Earnings Watch

October 23, 2023

 

Concerns over widening violence in the Middle East pressured financials markets last week. The weekly return for the S&P 500 Index was -2.4%, the Dow was -1.6%, and the NASDAQ was -2.9%. The Energy sector was the only sector with a positive return for the week. The bottom performing sectors were Health Care, Materials, and Consumer Discretionary. Both crude oil and gold rose during the week. The 10-year U.S. Treasury note yield increased to 4.924% at Friday’s close versus 4.629% the previous week.

Fed Chair Jerome Powell suggested that he is pleased with inflation’s decline and that the Federal Open Market Committee (FOMC) is unlikely to raise short-term interest rates again unless it sees clear evidence that stronger economic activity jeopardizes the fight against inflation. He stopped short of officially declaring an end to the current monetary policy tightening cycle. Current CME futures place a 98.5% probability the Fed will hold rates steady at the November 1st FOMC meeting. A key economic report scheduled for this week is the September Personal Consumption Expenditures (PCE) Price Index on Friday.

The third quarter earnings reporting period continues this week with 158 companies in the S&P 500 Index scheduled to report earnings. S&P 500 Index earnings are expected to grow by 1.1% year-over-year on revenue growth of 1.0%. For full-year 2023, S&P 500 Index earnings are expected to grow by 1.8% on revenue growth of 2.0%.

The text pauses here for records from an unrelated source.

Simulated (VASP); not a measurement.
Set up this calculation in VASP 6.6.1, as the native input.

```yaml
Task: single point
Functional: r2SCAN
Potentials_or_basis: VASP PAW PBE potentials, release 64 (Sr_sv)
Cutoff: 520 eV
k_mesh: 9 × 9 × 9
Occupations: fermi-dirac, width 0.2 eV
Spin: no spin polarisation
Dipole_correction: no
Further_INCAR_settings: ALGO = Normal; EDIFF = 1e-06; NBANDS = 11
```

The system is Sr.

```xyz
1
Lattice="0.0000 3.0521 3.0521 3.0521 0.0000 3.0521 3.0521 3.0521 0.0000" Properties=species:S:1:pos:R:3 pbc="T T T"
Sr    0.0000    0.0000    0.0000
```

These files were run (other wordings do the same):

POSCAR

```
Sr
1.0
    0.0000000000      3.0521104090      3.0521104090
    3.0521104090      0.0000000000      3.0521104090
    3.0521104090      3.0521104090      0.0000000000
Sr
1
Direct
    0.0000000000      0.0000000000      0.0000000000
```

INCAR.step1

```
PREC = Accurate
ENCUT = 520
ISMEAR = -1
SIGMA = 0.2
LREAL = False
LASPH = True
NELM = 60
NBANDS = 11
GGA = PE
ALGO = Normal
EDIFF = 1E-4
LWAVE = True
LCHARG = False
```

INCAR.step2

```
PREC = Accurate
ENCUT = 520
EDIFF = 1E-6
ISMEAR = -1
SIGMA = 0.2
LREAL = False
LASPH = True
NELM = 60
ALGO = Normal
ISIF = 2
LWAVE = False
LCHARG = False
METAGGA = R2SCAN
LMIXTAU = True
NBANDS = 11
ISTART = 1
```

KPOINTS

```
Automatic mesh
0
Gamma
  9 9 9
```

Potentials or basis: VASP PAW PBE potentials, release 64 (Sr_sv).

In our Dissecting Headlines section, we look at the how the third quarter earnings period has progressed as earnings reports ramp up over the coming two weeks.

 

Financial Market Update

 

Dissecting Headlines: Earnings Progression

The pace of third quarter earnings reports ramps up this week with 158 companies in the S&P 500 Index scheduled to report earnings. Of the 86 companies that have already reported, 77.9% have reported earnings above consensus expectations. According to data from IBES, for the companies that have reported earnings there has been an aggregate 6.9% upside surprise versus consensus expectations. Upside surprises have been highest in the Financial sector with a 9.6% surprise and the Technology sector with a 7.7% surprise. The only negative surprise so far has been in the Real Estate sector.

While oil prices have risen recently, companies in the Energy sector are facing an expected earnings decline of 33.2% since prices were lower during the comparative reporting period, July to September 2023 versus 2022. Excluding the negative impact of the Energy sector, third quarter earnings for the S&P 500 would be +5.7% versus the current +1.1% growth forecast. In addition to the Energy sector, third quarter earnings are currently expected to decline in the Materials (-20.6%), Health Care (-19.5%), and Real Estate (-7.8%) sectors The highest year-over-year growth is forecast for the Communication Services sector (+34.6%), Consumer Discretionary (+22.1%), Financial (+18.1%), and Utilities (+10.7%).

S&P 500 Index earnings for full-year 2023 are currently forecast to grow by 1.8% and the early forecast for full-year 2024 is earnings growth of 12.5%.